I’d always wondered how closely Alexa’s traffic graphs mirror reality. In a recent article on how the Sun’s traffic was diving uncontrollably, I used an Alexa comparison graph to illustrate my point but I’d never really put the time in to measure its statistics. I think it’s about time that I did.
My methodology was to use two high traffic sites so that the margin of error would be smaller. Pretty basic stuff. I’m sure someone with more high traffic sites and more time could do a better comparison, but I couldn’t see anything out there.
So I took a screengrab of the last 2 years’ GA.
Then I got the same site’s graph from Alexa.
Then I stretched the Alexa graph to make sure the legends matched up.

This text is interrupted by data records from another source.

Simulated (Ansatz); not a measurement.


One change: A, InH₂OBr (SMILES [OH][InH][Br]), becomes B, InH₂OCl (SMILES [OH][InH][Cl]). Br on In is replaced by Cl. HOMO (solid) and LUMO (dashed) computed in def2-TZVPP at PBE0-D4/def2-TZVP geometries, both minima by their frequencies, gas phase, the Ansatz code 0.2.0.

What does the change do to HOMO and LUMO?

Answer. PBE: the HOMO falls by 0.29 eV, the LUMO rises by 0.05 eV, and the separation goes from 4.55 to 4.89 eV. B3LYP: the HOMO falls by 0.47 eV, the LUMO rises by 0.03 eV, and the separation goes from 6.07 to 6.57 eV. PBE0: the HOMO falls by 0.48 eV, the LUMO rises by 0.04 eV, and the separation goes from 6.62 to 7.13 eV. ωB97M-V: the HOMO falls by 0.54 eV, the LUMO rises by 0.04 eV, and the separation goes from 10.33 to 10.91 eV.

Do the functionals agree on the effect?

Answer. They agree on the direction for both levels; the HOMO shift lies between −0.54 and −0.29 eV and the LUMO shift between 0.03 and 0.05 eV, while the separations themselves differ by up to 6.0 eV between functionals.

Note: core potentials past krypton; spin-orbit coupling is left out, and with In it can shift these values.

And tweaked with the colours, removed Alexa watermark and away we go
Then I made some final compensations for baseline disparity to get something that looks like this…
I was a little surprised with this, because the results are much more accurate than I would have imagined. In April through to January, most spikes are faithfully reproduced in Alexa.
Spike A is perfect, but its size is the same on the Alexa graph as future traffic in September 2013, whereas according to GA, we don’t hit traffic like this until Ocbober/November 2013.
Spike B is matched again, but this time the GA spike towers over the Alexa graph and again with spike C, although the dip and subsequent spike is matched perfectly. This happens once more with spike D.
Broadly speaking, traffic peaks and troughs seem to match pretty well. The only discrepancy is the scale of the graph. With Alexa, the traffic increases are, in general, disproportionate. But we should expect this, as Alexa’s metrics are not traffic related, but ‘reach’ related.
The analytics from Alexa is gathered from ‘thousands’ of plugins. A site’s metrics are based on how your site compares to all the others.
The Alexa Traffic Rank of a given website isn’t determined solely by the traffic to that site, but takes into account the traffic to all sites and ranks sites relative to each other. Since your site is ranked relative to other sites, changes in traffic to other sites affect your site’s rank.
So, if your traffic goes up by 10%, but all the sites above you increase theirs by 20%, Alexa will show a drop in traffic on their graphs.
Results for 2 mostly mimicked site 1: peaks and troughs mainly mirrored, but the overall scale of the graph looked a little off. So, I decided to overlay the 2 site’s Alexa graphs and their 2 GA graphs. This, I’m afraid was harder to do than it sounds.
Whilst site 1 and site 2 have similar traffic levels, the spikes in site 1 throw the scales out a bit. Whilst this was easy to compensate for with GA, with Alexa it was tricky. Alexa graphs use a logarithmic axis to denote reach, and when I scale the image in Photoshop it does this by default in a linear fashion. I would have had to distort the image to get it to play ball and match up the lines, and perhaps I shall one day, but for now, we’ll have to live with a graph whose axes are slightly out.
As you can see, blue (site 1) is regularly above red (site 2) and the period from January-June is shown as a big disparity between the sites. The period from August to December is shown on Alexa as a big increase for blue, but in reality the blue site on trounces the red in real life by mammoth spikes in traffic.
1. Alexa will show which site is ahead of another one, but don’t expect the differences to be as marked as they are in the graph
2. Alexa will show most peaks and troughs of all sites.
3. Alexa is not a proper analytics tool. Please use responsibly.